Got walls?

There’s nothing like the first faculty meeting of the semester to disturb one’s peaceful slumbers and steal that most precious time, the final hours just before classes resume. Unless it’s a morning faculty meeting. “Wake up!” hollers so-called Reality. “To be awake is to be alive.” But Thoreau was not in attendance.

And hours later, yesterday morning, we were all clear as a bell on just how little power and influence we faculty members really possess when it comes to the whim and whimsy of our administrative masters.

Even more troubling: an administrator wielding (but not disclosing) “data” alleged to support moves we oppose, and insinuating that a Higher Power (i.e., the Provost) may be “perturbed” with our intransigence.
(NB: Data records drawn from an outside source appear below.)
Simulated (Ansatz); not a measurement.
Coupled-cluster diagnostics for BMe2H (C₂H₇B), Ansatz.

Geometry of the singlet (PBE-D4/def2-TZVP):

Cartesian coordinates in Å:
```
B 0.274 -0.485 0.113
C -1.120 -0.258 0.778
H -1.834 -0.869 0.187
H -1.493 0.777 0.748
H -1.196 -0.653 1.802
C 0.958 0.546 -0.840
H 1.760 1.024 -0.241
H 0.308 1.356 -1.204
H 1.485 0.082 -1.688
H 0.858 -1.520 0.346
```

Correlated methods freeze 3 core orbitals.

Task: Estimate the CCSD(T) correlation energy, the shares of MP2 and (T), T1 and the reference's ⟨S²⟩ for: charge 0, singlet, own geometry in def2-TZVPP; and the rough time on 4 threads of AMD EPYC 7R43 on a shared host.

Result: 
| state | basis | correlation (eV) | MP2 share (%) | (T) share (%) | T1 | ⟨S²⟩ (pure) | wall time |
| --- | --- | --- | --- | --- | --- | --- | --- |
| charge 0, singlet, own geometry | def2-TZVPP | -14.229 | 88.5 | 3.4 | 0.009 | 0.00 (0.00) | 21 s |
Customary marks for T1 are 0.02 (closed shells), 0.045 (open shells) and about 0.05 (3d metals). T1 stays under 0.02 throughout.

Self-knowledge is ingredient to wisdom, of course. We tell our students that all the time. So if there was any doubt: we know there’s nothing further we can do to resist the will of the administrative tsar who wants to rob us of our favorite classroom in order to make space (literally) for our newest colleagues.

I think we already knew that, and could have spent the morning more productively than banging our heads on the figurative wall. But it was nice to sit in that room again with old friends, as another term begins, admitting our collective powerlessness and trying to remind ourselves of the real sphere of our actual influence.

“That room,” that grungy old classroom across the hall where the heart of our curriculum has been beating for decades. And where we hold our staff meetings.  So many memories, so many classes and students and conversations and lyceum talks. If the Decider has her way, it’ll be walled and subdivided and reassigned next year. A shiny new “office suite,” perhaps? We’re told we should be grateful, in our impotence. Resistance is futile. All in all its just another brick in the wall, right?

But, what is “power” for an academic, an educator? Surely not the misguided prerogative to defy reasonable requests and impose authority arbitrarily. Our power resides, if anywhere, in our privilege and opportunity to try another semester to influence the thought and lives and fortunes of bright inquisitive young people.  Administrators may tell us where to build physical partitions, but we’re the lucky ones who sometimes get to break down the more divisive walls between people and peoples and their ideas and prejudices. We get to open the space that matters most, the space between their ears.